Instead, I referred them to Caldwell’s cryptic quotes:

“Our No. 1 goal is to win. There may be some time where depending on how the game goes whether or not (backup QB Curtis Painter) plays. We haven’t made any declaration on who is playing and how long.”

“I could not tell you exactly…whether a guy is going to play one series or the entire game.”

I wasn’t the only one in the dark; hours before the game, Manning told Rachel Nichols that he would play as long as the game was “competitive” and “close.”

Well, we all know what happened. Caldwell pulled the starters when his team was up 15-10 in the third quarter. The Colts went on to lose, 29-15, giving the Jets control of their own destiny in the AFC wild card race.

I thought what Caldwell and Bill Polian did was a disgrace. It was the wrong decision on so many levels, and I barely even know where to begin.





NFL History

It takes a lot for Chris Berman to get angry. Usually it’s a player doing something stupid on or off the field. A team quitting will do it too; when the Falcons didn’t try at all in a Week 17 game against Carolina back in 2005 (losing 44-11), Boomer yelled and asked Jim Mora Jr.’s team for some effort. And of course, Berman lost it when Emmitt debacled the English language.

Boomer was really pissed during the Blitz on Sunday night. He said he felt like he was kicked in the stomach, looking very disappointed that this Colts team had a shot at history and just threw it away because they didn’t want to get Manning, Wayne and Dallas Clark injured.

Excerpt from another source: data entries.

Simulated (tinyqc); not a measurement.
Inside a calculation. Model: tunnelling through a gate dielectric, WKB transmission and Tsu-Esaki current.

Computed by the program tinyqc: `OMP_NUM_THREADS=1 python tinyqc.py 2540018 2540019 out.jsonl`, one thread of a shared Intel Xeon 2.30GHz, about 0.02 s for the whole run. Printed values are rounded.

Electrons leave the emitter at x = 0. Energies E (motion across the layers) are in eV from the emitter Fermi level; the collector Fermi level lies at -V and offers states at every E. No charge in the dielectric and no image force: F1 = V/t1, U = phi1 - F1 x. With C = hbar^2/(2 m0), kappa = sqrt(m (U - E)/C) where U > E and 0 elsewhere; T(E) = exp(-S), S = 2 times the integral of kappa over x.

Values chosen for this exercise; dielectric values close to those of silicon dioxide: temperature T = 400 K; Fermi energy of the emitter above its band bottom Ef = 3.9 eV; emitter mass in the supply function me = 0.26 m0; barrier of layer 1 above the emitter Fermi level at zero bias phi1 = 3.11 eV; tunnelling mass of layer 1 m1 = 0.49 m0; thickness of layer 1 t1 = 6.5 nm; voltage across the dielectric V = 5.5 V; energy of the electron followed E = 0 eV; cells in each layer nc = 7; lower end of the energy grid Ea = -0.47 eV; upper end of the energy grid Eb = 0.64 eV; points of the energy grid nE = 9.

I have to agree. There have been 43 Super Bowl champions in NFL history, but no team has ever gone 19-0. If the Colts managed to accomplish that feat, they would be known as the greatest team of all time, finally silencing annoying ex-Dolphins like Don Schula and Mercury Morris.

It’s not like Indianapolis hasn’t won a Super Bowl before. Manning and company did this three years ago. Why not make this Super Bowl run special? Why not win every game and be known as the greatest team of all time? Don’t they owe it to everyone who has ever played in the NFL to go after history?

Apparently not.



Integrity of the Game

An e-mail from Billy V.:

Coming from me, a Texans fan, it just sounds like sour grapes. But the Colts’ intentional loss to the Jets changed the whole playoff race. Had they lost; The Broncos and Ravens control their own destiny and the Texans are hoping for a miracle by Oakland or KC. Now, all Jets have to do is beat a Cincinnati team who is beat up with nothing to play for.

If the Colts had played Sunday and then rested against the Bills, no one cares; the Bills mean nothing to anyone. But the playoff lives of several franchises were riding on a game where the Colts quit.


This is not the first time Indianapolis has pulled something like this. In 2007, the Colts took on the Titans. Tennessee needed a victory to vault over the Browns for the final AFC playoff spot.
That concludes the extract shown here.